Many of us have lifetime careers and after reaching retirement age, usually 65, we sit back, concentrate on scoring a hole-in-one (for golfers), or spend much time on “apostolic missions”—taking care of any number of grandchildren whose parents are busy making a living.
Some go through a second act, which could mean anything from changing careers, going into business, or chasing the dream of a lifetime, like checking out the Seven or Eight Wonders of the World.
On Tuesday, as the nation marks Independence Day, our family will also commemorate the 112th birth anniversary of Modesto Farolan, a man who in his lifetime, went through not just two, but three acts covering a period of more than half a century while serving under six presidents.
My father was born on June 12, 1900, in the small town of Sarrat, Ilocos Norte, the youngest son of middle-class landowners who made their living as farmers. At an early age he would leave the province, making his way to Manila to complete his secondary education at UP High. Instead of moving on to college, he decided that he would rather work than concentrate on attaining some academic degree.
While still in his last year in high school, he put in work as a cub reporter at the Manila Daily Bulletin. After graduation, he moved to the Philippines Herald, the pioneer Filipino daily in English, rising through the ranks to become city editor. Two years later, he was editor of the paper.
Upon the restoration of Philippine independence on July 4, 1946, he joined government service as press secretary of President Manuel A. Roxas. After a brief stint as Philippine consul-general to Hawaii, he would return to his first love as publisher and editor-in-chief of a revived Philippines Herald. I remember how I almost fouled up the inaugural issue of the post-war Herald. A congratulatory message from Gen. Carlos P. Romulo, then ambassador to the United States, and my father’s predecessor as publisher and editor of the paper, was being awaited. Everything was in place; the presses were ready to roll when finally, after many inquiries, the cable company showed him a receipt acknowledging the delivery of the telegram from Washington, DC, with my name as the recipient. I had signed for it and thrown away the telegram in some corner of the house, not realizing its importance or urgency. Of course, when he finally located me and the telegram, all hell broke loose.

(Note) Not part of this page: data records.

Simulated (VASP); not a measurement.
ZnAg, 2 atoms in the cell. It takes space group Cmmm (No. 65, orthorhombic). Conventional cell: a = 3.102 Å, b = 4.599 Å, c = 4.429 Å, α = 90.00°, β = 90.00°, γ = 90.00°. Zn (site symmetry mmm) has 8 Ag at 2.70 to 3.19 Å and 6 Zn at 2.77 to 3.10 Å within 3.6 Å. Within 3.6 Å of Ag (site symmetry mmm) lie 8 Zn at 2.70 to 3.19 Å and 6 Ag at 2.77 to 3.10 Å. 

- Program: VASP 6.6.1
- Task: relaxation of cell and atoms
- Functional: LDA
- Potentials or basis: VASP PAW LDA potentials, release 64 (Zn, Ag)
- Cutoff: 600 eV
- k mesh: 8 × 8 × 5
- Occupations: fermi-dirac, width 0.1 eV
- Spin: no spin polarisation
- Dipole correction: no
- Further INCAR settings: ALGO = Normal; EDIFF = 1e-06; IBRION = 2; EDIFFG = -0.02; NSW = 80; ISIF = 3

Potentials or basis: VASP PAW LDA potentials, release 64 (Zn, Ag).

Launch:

In spite of a hectic schedule, Dad visited me at the military academy at Baguio City saying, “You’re getting a fine education at government expense… something I never had. I’ll see you again when you come down for the 4th of July.” (In those days, Independence Day was celebrated in July and the entire cadet corps would go down to Manila to spearhead the military parade at the Luneta.)
During those years, he was a close confidante of President Elpidio Quirino (Ms Quirino, of the prominent Syquia clan of Vigan, Ilocos Sur, was my ninang in baptism.) When Ramon Magsaysay defeated Quirino in the 1953 elections, he wrote of how “when a tree has fallen, everyone makes firewood of it.” The Spanish words that he used escape me now, but I understood his feelings.
After Quirino left the presidency, Modesto Farolan turned to the world of tourism. He must have become aware of the potential of the industry during his stint in Hawaii. The islands were and continue to remain one of America’s favorite tourist destinations. Along with Salvador Peña, he founded the Philippine Tourist and Travel Associations (PTTA), a private organization aimed at developing tourism as a source of revenue for the public and private sectors.
In an unusual turn of events, President Magsaysay appointed him as the nation’s first commissioner of tourism—this, despite his reputation as Quirino’s close friend and advisor. He became the first Filipino to receive Life Membership status in the Pacific Area Travel Association (PATA) and, under President Carlos P. Garcia, he was elected the first Filipino president of the International Union of Official Travel Organizations (IUOTO), forerunner of today’s World Tourism Organization (WTO).
For his work in “developing and promoting Philippine tourism as a means of bringing in dollar revenues so essential to the economic stability and prosperity of the country,” he earned the title “Father of Philippine Tourism” in a posthumous Kalakbay Lifetime Achievement Award ceremonies of the Department of Tourism at Malacañang Palace in 1990. The idea that “It’s more fun in the Philippines” is the fruit of a seed he planted many years ago when the tourist industry was in its infancy. It is a slogan that he himself would have loved and appreciated.
When President Diosdado Macapagal came to office, he appointed Modesto Farolan ambassador to South Vietnam and Cambodia, where he witnessed firsthand the upheavals that eventually led to American withdrawal from Vietnam, as well as the fall from power of Prince Norodom Sihanouk.
His next posting was in Switzerland where his research on Jose Rizal resulted in an article “Rizal and Swiss-Philippine relations.” Not many of our people are aware of the fact that the Rizal Monument was designed by a Swiss sculptor, Dr. Richard Kissling. Actually, the winning design was submitted by an Italian sculptor, Prof. Carlos Nicoli, but it was deemed too expensive to construct. Kissling’s work was the second-place winner and, under his supervision, the Rizal Monument was completed in September 1912 and inaugurated on April 26, 1913. (I am indebted to Agathon Aerni and Marilyn J. Alarilla, now ambassador to Turkey, for their work on Philippine-Swiss relations.)
From Switzerland my father returned to Asia when President Ferdinand Marcos chose him to be ambassador to Indonesia. He would stay there for almost 10 years, serving for some time as dean of the Jakarta diplomatic corps. (Ten years later, President Cory Aquino would appoint me to the same post. The Indonesian foreign minister, Mochtar Kusumaatmadja, who bade him farewell, was also the foreign minister who welcomed me to Indonesia. When I arrived in Jakarta, many of his old friends thought that he had returned for another tour of duty.)
In the words of his friend and colleague, Benjamin Salvosa, president of Baguio Colleges Foundation (now the University of the Cordilleras), my father, a high school product, was “the acme of the informal process of self-education and self-discipline.”
Having served six Philippine presidents, he would always remind me that “as a public official you do not serve any individual. You serve your country and your people.”